The Game Industry's Fall of Foulups (With Video)

2014’s Fall deluge of games is upon us. Stuff is coming out left and right and gamers around the world are super excited to be jumping into a whole pile of new titles and finally justifying their purchases of next-gen machines. Actually no, that’s not what’s happening at all. In a week chalk full of big releases, we’ve had just as many stories about said big releases being horrible messes, locking consumers into purchases of $60 products that don’t work as advertised or in some cases, don’t bloody work at all. This combined with my Xbox One woes this week and a really depressing story about a mobile developer daring to ask for money for something has made it time for a good old rant.

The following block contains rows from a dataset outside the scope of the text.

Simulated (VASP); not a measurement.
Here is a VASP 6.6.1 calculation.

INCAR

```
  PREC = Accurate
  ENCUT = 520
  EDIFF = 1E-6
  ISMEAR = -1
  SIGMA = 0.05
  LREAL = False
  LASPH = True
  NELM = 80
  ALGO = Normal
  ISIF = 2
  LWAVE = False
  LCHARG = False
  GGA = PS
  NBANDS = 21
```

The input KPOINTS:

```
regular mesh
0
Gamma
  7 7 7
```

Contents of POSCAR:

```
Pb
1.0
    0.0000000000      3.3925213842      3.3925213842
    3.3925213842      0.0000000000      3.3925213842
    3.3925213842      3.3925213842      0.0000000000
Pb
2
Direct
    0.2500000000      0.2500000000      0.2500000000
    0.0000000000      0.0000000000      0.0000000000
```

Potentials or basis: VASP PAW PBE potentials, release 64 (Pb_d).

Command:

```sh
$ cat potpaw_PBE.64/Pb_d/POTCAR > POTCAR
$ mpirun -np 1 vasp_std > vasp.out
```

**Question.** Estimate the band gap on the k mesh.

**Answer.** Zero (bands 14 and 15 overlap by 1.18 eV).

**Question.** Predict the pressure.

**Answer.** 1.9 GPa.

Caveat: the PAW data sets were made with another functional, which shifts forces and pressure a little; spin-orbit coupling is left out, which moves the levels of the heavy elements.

For several years leading up to now, a lot of people in the press and otherwise were questioning if this new generation of consoles and the AAA games that come with them had any chance at all. The mobile boom was in full swing and lots of clueless analysts were talking about how iPads were already as powerful as the last-gen consoles (hint for those geniuses: they still aren’t) and that no one was going to buy the new machines and everyone would be playing everything on tablets in five years. Indeed, I’ve been reading that many big publishers thought similarly and one of the reasons we don’t have as many titles as we’d like on the new machines is that a bunch of new projects weren’t greenlit until these publishers knew if anyone was going to be there to buy them. Once again, I was right and the people who said consoles were over were dead wrong. They’re selling better than the last generation did and supposedly, a bunch of new games are in development. For now though, we had to make due with mostly familiar stuff and I was OK with that but it seems this industry is doing everything it can to shoot itself in the foot right after showing that it was still wanted.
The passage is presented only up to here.